ERDDAP Source (Base Class). This class represents the abstract base class for an intake data source object for ERDDAP. Clients should use either TableDAPSource or GridDAPSource.

Parameters:
  • dataset_id (str) – The unique datasetID value returned from ERDDAP.

  • protocol (str) – Either ‘griddap’ or ‘tabledap’.

  • variables (list of str) –

  • constraints (dict) – The query constraints to apply to TableDAP requests.

  • metadata (dict) –

  • erddap_client (class, optional) – The client object to use for connections to ERDDAP. Must conform to the erddapy.ERDDAP interface.

  • http_client (class, optional) – The client object to use for HTTP requests. Must conform to the requests interface.

  • open_kwargs (dict, optional) – Keyword arguments to pass on to the open function like e.to_pandas for a DataFrame. For example, {“parse_dates”: True}

Note

Caches entire dataframe in memory.

Methods

get_client()

Return an initialized ERDDAP Client.

get_client() ERDDAP[source]

Return an initialized ERDDAP Client.

class intake_erddap.erddap.TableDAPSource(*args, **kwargs)[source]

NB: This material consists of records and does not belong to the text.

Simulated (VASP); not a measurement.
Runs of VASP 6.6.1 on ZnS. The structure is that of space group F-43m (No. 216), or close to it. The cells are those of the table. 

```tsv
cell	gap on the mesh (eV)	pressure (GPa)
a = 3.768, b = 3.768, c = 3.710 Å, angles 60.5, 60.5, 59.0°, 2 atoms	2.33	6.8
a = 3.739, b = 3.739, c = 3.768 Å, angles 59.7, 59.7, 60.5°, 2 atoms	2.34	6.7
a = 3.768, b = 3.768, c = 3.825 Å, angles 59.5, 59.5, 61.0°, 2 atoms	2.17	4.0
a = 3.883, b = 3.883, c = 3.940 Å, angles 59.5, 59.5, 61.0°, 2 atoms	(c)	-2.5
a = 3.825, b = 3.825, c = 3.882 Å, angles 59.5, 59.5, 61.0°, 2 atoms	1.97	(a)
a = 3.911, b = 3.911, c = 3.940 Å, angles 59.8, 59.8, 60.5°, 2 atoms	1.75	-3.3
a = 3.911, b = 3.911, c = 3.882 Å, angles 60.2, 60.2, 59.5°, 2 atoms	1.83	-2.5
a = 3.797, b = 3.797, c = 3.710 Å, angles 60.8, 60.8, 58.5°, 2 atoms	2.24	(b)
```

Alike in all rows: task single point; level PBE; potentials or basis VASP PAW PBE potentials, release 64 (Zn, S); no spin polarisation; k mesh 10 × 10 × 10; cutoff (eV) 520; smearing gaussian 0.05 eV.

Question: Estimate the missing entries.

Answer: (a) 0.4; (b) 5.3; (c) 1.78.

Creates a Data Source for an ERDDAP TableDAP Dataset.

Parameters:
  • server (str) –

    URL to the ERDDAP service. Example: "https://coastwatch.pfeg.noaa.gov/erddap"

    Note

    Do not include a trailing slash.

  • dataset_id (str) – The dataset identifier from ERDDAP.

  • variables (list of str, optional) – A list of variables to retrieve from the dataset.

  • constraints (dict, optional) – A mapping of conditions and constraints. Example: {"time>=": "2022-01-02T12:00:00Z", "lon>": -140, "lon<": 0}

  • metadata (dict, optional) – Additional metadata to include with the source passed from the catalog.

  • erddap_client (type, optional) – A class that implements an interface like erdappy’s ERDDAP class. The source will rely on this client to interface with ERDDAP for most requests.

  • http_client (module or object, optional) – An object or module that implements an HTTP Client similar to request’s interface. The source will use this object to make HTTP requests to ERDDAP in some cases.

  • mask_failed_qartod (bool, False) – WARNING ALPHA FEATURE. If True and *_qc_agg columns associated with data columns are available, data values associated with QARTOD flags other than 1 and 2 will be nan’ed out. Has not been thoroughly tested.

  • dropna (bool, False.) – WARNING ALPHA FEATURE. If True, rows with data columns of nans will be dropped from data frame. Has not been thoroughly tested.

  • cache_kwargs (dict, optional) – WARNING ALPHA FEATURE. If you want to have the data you access stored locally in a cache, use this keyword to input a dictionary of keywords. The cache is set up using fsspec’s simple cache. Example configuration is cache_kwargs=dict(cache_storage="/tmp/fnames/", same_names=True).

Examples

Sources are normally returned from a catalog object, but a source can be instantiated directly:

>>> source = TableDAPSource("https://erddap.senors.axds.co/erddap",
... "gov_usgs_waterdata_441759103261203")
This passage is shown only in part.